So, in the short-term, we will see people buying low price goods, or putting off services for a bit longer, e.g., instead of getting their hair done every six weeks, they will get their hair done every eight to ten weeks. It is likely that we will also see people not renewing or making the effort to get out of contractual arrangements that were based on inertia.
In the past, when things were going well, they ignored that their gym membership was being deducted monthly, because they convinced themselves that they would use it at some point. Now, we will see people actually cancelling these memberships, because the apathy has been influenced by their awareness of the GFC. For many people, membership of a gym will become a luxury or discretionary. So rather than one particular behaviour, we will see people adapting in different ways. Based on current trends, most people won’t be changing their behaviour dramatically, at least for the short-term. In general, people will engage a little bit more in their consumption behaviour, putting off decisions until they feel more confident.

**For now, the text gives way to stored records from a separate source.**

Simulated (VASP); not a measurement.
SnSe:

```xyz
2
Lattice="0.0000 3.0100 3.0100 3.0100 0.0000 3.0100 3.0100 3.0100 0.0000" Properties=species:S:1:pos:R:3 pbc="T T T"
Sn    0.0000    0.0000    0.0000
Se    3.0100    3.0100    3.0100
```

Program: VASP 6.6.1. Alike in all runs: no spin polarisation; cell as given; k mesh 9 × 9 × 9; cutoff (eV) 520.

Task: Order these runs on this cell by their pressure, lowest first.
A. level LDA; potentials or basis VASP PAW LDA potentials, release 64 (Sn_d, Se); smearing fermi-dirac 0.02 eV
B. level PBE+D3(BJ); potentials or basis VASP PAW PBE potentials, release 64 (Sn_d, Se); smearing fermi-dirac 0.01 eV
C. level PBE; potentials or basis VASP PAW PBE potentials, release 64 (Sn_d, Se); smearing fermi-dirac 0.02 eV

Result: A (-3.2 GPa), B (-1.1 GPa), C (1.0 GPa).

What will lead to that confidence is the tricky one. I am always surprised as to the amount of coverage that is provided to economic news in the normal news bulletins. I think that if we start to see the media reporting steady rises in the stock market, then to some degree, people will start to believe that we are on our way out of the recession.
A big part of any recovery will be the psychology behind buying – if people believe that the sun is coming out, then they are more likely to spend. If they spend, then confidence will return to the market. Let’s hope, though, that any growth in spending is not fuelled by more debt, but by real savings and capital.